For a service area business, the headline rule is about the address. Google's guidance is direct: if you do not serve customers at your business address, remove it from the profile and enter only your service areas. The classic case is a tradie working out of a home. The home address should not be public. Instead the profile shows the suburbs covered. Google lets a profile list up to 20 service areas, by suburb, postcode or region, and recommends the overall area extend no more than about two hours' driving time from base.

Getting this right is not optional housekeeping, it is a guideline matter. Google's rules for representing a business treat a misrepresented address or an inflated service area as a violation, and profiles that overreach, a single-van operator claiming an entire state, can be suspended. The honest setup is also the durable one.

There is an SEO consequence worth understanding. Google's local ranking rests on relevance, distance and prominence. A storefront business has a fixed address, so the distance signal works in its favour for nearby searchers. A service area business has hidden its address, so it largely gives up the distance lever. That puts the weight onto relevance and prominence, which means a service area business has to win on category accuracy, on review volume and recency, and on genuine pages on its own website for the suburbs it serves. The profile alone is not enough.

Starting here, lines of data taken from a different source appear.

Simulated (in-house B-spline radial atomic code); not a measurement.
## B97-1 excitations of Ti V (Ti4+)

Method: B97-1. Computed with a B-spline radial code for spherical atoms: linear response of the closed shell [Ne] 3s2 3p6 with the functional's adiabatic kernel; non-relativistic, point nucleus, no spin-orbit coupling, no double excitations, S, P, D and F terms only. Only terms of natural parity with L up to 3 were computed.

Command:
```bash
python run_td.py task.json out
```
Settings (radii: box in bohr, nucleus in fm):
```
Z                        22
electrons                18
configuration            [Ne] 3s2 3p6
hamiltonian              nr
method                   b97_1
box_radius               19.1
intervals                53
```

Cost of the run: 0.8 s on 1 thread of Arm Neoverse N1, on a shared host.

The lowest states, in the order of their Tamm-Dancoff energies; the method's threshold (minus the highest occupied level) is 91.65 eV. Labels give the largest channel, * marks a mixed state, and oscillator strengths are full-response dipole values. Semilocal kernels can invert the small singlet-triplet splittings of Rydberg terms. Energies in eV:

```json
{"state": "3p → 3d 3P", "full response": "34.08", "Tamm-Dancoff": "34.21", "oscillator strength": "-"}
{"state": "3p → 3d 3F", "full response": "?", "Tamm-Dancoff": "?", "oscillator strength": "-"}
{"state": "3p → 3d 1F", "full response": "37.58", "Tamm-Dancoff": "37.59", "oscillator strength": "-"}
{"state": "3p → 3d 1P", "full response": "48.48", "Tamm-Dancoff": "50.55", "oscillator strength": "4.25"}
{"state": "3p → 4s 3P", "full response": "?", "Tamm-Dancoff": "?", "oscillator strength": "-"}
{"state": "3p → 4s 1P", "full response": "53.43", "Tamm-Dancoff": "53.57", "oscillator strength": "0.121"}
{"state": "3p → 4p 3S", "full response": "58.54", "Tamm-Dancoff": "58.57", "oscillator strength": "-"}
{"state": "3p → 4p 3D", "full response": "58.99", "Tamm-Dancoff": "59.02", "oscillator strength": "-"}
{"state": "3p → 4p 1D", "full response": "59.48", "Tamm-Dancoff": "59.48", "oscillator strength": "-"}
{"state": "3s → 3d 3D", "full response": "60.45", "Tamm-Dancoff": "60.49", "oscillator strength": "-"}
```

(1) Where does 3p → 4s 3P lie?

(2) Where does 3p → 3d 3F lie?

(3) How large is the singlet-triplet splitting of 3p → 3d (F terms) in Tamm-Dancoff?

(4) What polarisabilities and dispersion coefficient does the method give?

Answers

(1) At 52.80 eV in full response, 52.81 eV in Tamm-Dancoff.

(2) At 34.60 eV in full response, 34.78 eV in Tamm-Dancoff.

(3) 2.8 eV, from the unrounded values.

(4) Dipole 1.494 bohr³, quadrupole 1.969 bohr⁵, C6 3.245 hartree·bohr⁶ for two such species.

Take the common case. A Melbourne plumber running from a home in Coburg should hide the address, list the fifteen or so suburbs actually serviced, not all of Victoria, and back the profile with a real page per key suburb on the website. That combination, an honest profile plus suburb pages, is what lets a business with no public address still compete in the Local 3-Pack. It is the standard setup behind most tradie Local SEO, and it starts with classifying the Google Business Profile correctly.

Get the type wrong, a service business posing as a storefront, or a storefront hiding an address it should show, and Google's signals start working against the business instead of for it.

Our SEO & AI Visibility service sets up service area profiles and the suburb-page structure that makes them rank.

Frequently asked questions

Should I hide my address as a service area business?

Yes, if you do not serve customers at that address. Google's guidance is direct: a business that travels to customers and works from a home or private address should remove the address from its profile and show only its service areas. Leaving a home address visible can also be a guideline issue.

How many service areas can I add on Google?

Up to 20. Google lets a Business Profile list as many as 20 service areas by suburb, postcode or region, and recommends the overall area extend no more than about two hours' driving time from where the business is based.

What is the difference between a service area business and a hybrid business?

A service area business serves customers only at their location, like a mobile mechanic or a plumber. A hybrid business does both, it visits customers and also has premises customers can come to. A hybrid keeps its address visible; a pure service area business does not.